Prepare a Jupyter Notebook script
Super Protocol TEE file system
Inside the TEE, you have a special file structure:
| Location | Purpose | Access |
|---|---|---|
/sp/inputs/input-0001 | Possible data location 1 | Read-only |
/sp/inputs/input-0002 | Possible data location 2 | Read-only |
/sp/output | Output folder for your results | Read own files and write |
Always use absolute paths, such as /sp/....
1. Prepare your script
In the Jupyter Notebook:
-
Locate your input file in
/sp/inputs. -
Load the data; for example, from a CSV file.
-
Process the data as needed.
-
Write the results to
/sp/outputso they are saved and returned after execution.
2. Find the input file
In the TEE, locate your input file, for example input.csv, using the find_input_file() function. This function checks both input folders and returns the absolute path:
from pathlib import Path
# Helper function to find the input file
def find_input_file(filename):
locations = [
Path(f"/sp/inputs/input-0002/{filename}"),
Path(f"/sp/inputs/input-0001/{filename}")
]
for path in locations:
if path.exists():
print(f"Using input file: {path}")
return path
raise FileNotFoundError(f"{filename} not found in input-0002 or input-0001")

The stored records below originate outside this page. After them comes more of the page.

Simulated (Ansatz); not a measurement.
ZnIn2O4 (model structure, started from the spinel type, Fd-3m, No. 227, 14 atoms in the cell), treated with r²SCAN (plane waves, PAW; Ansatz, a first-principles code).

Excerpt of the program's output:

# Specify the input file (replace "input.csv" with the name of your file)
input_path = find_input_file("input.csv")
3. Read the input file
You can load the input file using any library or method suitable for your data format. For example, with pandas:
import pandas as pd
df = pd.read_csv(input_path)
print(df.head())
Use input_path as the file location if you use another method, such as the csv module, a JSON parser, or any other library.
4. Process and save the data
After loading your data, process it in memory and save the results to /sp/output. Ensure your processed data, whether a DataFrame, list, dictionary, or other format, is ready before saving. For example:
from pathlib import Path
import pandas as pd
# Create the output directory if it doesn't exist
output_path = Path("/sp/output")
output_path.mkdir(parents=True, exist_ok=True)
# Specify the output file (replace "output.csv" with the name of your file)
output_file = output_path / "output.csv"
df.to_csv(output_file, index=False)